Jen Ray’s Surrounded by Wolves: Reviewed

Lucas Weals & Isabelle Sakelaris-

“Untitled (Double Warriors)” (detail), by Jen Ray. (Photograph ©DAG and printed with permission)

If there is a primal scene behind Jen Ray’s Surrounded by Wolves, currently on display in the VAC’s Van Every gallery, it’s at a circus in Glasgow. A woman, skin painted brown with ochre and hair covered by a black wig, lies reclined in a glass enclosure. She is called “Lelani,” a mysterious beauty from “the Tropics”; throngs of circus-goers will crowd her enclosure, waiting for the moment when her handler, “the Professor,” will release her from her “trance” and allow her to prove her reality to the inquisitive guests. After several hours, another woman will take her place. It may sound arduous, but it’s a living—and Pat Cuneo, the tragic and glamorous woman at the heart of Ray’s “large-scale biographical project,” would be even more impoverished without it.

Pat is not the subject of every piece in the exhibition, but the small galaxy of symbols with which she’s associated—cigarettes, leopards (and their skulls), stiletto heels, and wigs, to name only a small few—show up in nearly all of Ray’s displayed works. The persistence of these signs demands a reading, and we think a fair evaluation of the work requires our putting forward a theory of the grammar, assumptions, and ideology undergirding Ray’s striking visuals. (These paper-works and sculptures are, at the level of technique, very clearly arresting and highly achieved.)

What’s clear from the jump is Ray’s focus on women. The Davidson Art Galleries’ web page calls Surrounded by Wolves an exploration of “female rebellion and the shifting nature of a woman’s identity, including what it means to be a feminist in the South”; in video interviews displayed in the gallery, Ray explains her interest in telling women’s stories, especially the “transgressive acts” that constitute a kind of intentionally performative feminism central to Ray’s aesthetic; and in a recent review of the VAC’s exhibit for the Charlotte Observer, critic Barbara Schreiber writes that Ray’s scenes are “filled with women who cannot be controlled.” So it seems only fair to meet Surrounded by Wolves, and the words and videos that accompany its installations, on the grounds of feminist criticism. It’s in this grammar that Ray’s work becomes simultaneously illuminating and deeply frustrating.

We might start from the problematic pieces and work our way toward the most complex and successful. In a video installation, Ray stages two musical performances, which the Observer’s Schreiber describes as “insistent, propulsive works,” in which “overwhelming women, backed by battalion-like choruses, perform and ultimately claim ownership of misogynistic songs” (The Guess Who’s “American Woman” and Black Flag’s “Annihilate the Week”). We feel that in the case of the second song in particular, Schreiber is withholding some important critical rigor.

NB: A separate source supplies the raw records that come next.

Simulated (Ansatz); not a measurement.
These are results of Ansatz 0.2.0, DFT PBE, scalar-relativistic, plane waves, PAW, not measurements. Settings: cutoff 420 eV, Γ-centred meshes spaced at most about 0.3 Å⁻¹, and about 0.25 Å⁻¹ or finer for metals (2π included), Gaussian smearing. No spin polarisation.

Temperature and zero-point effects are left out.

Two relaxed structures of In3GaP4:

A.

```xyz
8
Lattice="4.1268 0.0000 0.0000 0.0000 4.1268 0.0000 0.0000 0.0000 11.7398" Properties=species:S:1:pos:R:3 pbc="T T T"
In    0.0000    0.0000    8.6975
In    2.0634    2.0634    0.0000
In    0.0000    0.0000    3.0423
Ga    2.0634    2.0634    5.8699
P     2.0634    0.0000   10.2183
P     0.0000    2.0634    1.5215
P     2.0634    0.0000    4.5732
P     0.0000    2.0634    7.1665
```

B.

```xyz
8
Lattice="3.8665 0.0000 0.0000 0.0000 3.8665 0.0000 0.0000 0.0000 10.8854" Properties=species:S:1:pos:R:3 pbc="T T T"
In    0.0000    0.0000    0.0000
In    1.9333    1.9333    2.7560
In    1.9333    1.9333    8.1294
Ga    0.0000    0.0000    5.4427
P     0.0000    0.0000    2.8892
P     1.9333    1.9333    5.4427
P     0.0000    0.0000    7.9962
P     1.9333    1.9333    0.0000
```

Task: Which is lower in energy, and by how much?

The video features a thin, able-bodied white woman, clad in fishnets, singing “Annihilate” to a gallery of spectators (many of whom are recording the performance on their cell phones). Behind her, a chorus of roughly twenty women—the great majority of whom are white—bob rhythmically along, singing a few words every line. They are uniformly beautiful, wearing black heels and shirts printed with shimmering tigers. And despite the vocalist’s guttural rendition of a classic punk tune, it’s unclear precisely what about these performers “cannot be controlled” (to quote again from Schreiber).

In fact, the exact same tension obtains between these figures and their audience as obtains between Ray’s drawings of women and their hyper-aestheticized canvases. Schreiber aptly positions those drawings as being “at war with Ray’s meticulous execution,” but she neither extends the argument to Ray’s live performers, nor does she really take that conflict as pointing to a deeper tension in Ray’s aesthetic vision. But the problem, we contend, arises when the tension operates more fundamentally than the artist even seems aware of.

Ray’s positioning of “transgressive acts” alongside these curated musical performances—the aesthetics of which are really closer to a fashion shoot than to a punk show (not to denigrate either one)—invites the question of what she means by “transgressive.” In Ray’s estimation, music is a salient site of cultural resistance for women worldwide. (Yr. reviewers agree, and are here reminded of the Russian protest group Pussy Riot and their ongoing battle with their own repressive government.) And she suggests further that these performances are a kind of “mask,” a way of putting forth a persona. But the video cuts to a new interview before the point can be adequately addressed. Masks are a recurring motif across the series; they also feature prominently in the live performance, staged in the Van Every gallery on January 25, during which members of Gamut ritualistically circled a set of masks on a carpet, spreading glitter and paint over themselves and each other, while a voice chanted, “Is she alive? Is she real?” This seems to us a more interesting interrogation of femininity as spectacle than the video installation itself.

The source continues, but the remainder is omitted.